Author Topic: X 10 Mesh kit _Review  (Read 2793 times)

Offline duffman

X 10 Mesh kit _Review
« on: April 03, 2015, 07:46:08 AM »
I am now 5 days in on the X10 mesh kit, bought from Sweetwater. This had been on order for over a month. Since its arrival I have been rather sleep deprived. Been spending a ton of time in my home studio laying tracks.

It arrived in 1 huge box. You better have plenty of room to unbox the thing.
Setup instructions come on a poster type sheet. Of course they show, "plug A into B", and neither A or B are marked in the box.  You have to guess.
Setting up the rack is the hardest part. Installing Pads, cymbal arms, and cymbals is very straight forward.
NEW USERS before you turn on the module for the first time, READ THE MANUAL! There is some important info in the first couple of pages.
Mesh heads, quiet, very quiet. As I have very little experience with mesh heads I can not tell you what ply they are. They do have a great feel. I found I needed to adjust the tension of a couple, but out of the box not bad.
Out of the box, I have very little editing to do for X-talk. I had 1 tom pad that crosses with rim if I hit it just right. Other then that, was good to go.
External/internal mixer....there is a latency when using the external mixer. Take a couple of seconds for it to react. When I switch over to the internal mixer the sliders on the screen do not always match how the external mixer sliders are set. A bit of adjustment to an external slider and the internal ones jump to match. Volume knobs on drum pads. I have never seen any reference to these but they are there and they work.
Recording, for now I have it run via the 4 cable method to my audio interface with a stereo return a headphones amp for monitoring. Reverb, compression, panning, done in box via Reaper. Over the next few weeks will be trying midi with Kontakt Abbey Road and Studio drummer.

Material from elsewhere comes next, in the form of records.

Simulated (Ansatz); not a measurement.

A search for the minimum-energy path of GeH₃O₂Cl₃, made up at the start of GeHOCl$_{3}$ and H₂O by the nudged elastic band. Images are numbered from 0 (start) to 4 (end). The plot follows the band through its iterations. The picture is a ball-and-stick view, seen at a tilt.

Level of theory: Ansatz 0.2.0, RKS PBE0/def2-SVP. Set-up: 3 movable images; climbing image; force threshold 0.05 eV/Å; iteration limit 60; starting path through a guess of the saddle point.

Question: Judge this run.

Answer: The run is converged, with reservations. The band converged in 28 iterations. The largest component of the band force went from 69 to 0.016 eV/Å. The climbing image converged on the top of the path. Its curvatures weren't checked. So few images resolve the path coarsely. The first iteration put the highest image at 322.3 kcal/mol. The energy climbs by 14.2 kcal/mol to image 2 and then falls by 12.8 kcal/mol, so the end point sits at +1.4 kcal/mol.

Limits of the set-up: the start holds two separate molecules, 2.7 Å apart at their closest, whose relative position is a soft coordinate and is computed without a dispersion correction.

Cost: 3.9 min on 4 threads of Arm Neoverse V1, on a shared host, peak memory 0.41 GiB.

Final thoughts, this kit looks great. Having the snare on a stand instead of mounted to the rack is fantastic.
The mesh heads work wonderfully with the module from the lightest tap to the hardest hit.
Although the rack looks way cool, shiny, shiny,  it is a pain in the ass and IMO this kits weak point.

« Last Edit: April 03, 2015, 07:47:41 AM by duffman »
When in trouble or in doubt
Run in circles
Scream and shout

Offline Sal

Re: X 10 Mesh kit _Review
« Reply #1 on: April 03, 2015, 08:54:02 AM »
Great review! Love to hear that everything worked pretty much as expected right out of the box.
Here this whole time I thought you were the troll with a heart of gold. Instead you're just a troll with a real troll's heart.

Re: X 10 Mesh kit _Review
« Reply #2 on: April 05, 2015, 04:33:56 PM »
Very good review.

I made a post yesterday about the DM10xMESH or DM10x with mesh conversions. I'm really not sure what i should buy because of the bad words that have been said about Alesis DM10x (realhead) in Holland.

I've got the option of buying a second hand Roland TD9-KX2 for about the same price, what do you guys think?

Offline duffman

Re: X 10 Mesh kit _Review
« Reply #3 on: April 06, 2015, 07:49:01 AM »
My thinking, the price difference between a realhead kit then add the mesh conversion and a new mesh kit was not very much. The difference to me was not worth the hassle of me having to convert and possibly voiding the warranty.

I spent my weekend trying to get the DM10 to play nice with midi via USB. I created a custom map for Abbey Road Drums in Kontakt. I am experiencing a huge latency problem. Tried it with drums included with StudioOne Artist. It sees the module but I'm not getting any sounds. The same with Sample Tank. I noticed a couple of these proggies have maps for Roland modules included. If you want to use VSTi it might be less of a headache to go Roland.

I have a several other midi controllers I use for different reasons. So far the DM10 has been the biggest pain to get to work.
When in trouble or in doubt
Run in circles
Scream and shout

Offline Sal

Re: X 10 Mesh kit _Review
« Reply #4 on: April 06, 2015, 09:22:03 AM »
My thinking, the price difference between a realhead kit then add the mesh conversion and a new mesh kit was not very much. The difference to me was not worth the hassle of me having to convert and possibly voiding the warranty.


Bingo! You're also looking at something designed from the ground up to be a mesh-head kit that works with the DM10 module, and STILL much less expensive than other full-mesh kits.


Have you tried using a non-Alesis mesh head yet? I'd be curious to see if a BB head or silent stroke is better/worse/just different.
Here this whole time I thought you were the troll with a heart of gold. Instead you're just a troll with a real troll's heart.

Re: X 10 Mesh kit _Review
« Reply #5 on: May 14, 2015, 12:44:21 PM »
I'm really digging my kit!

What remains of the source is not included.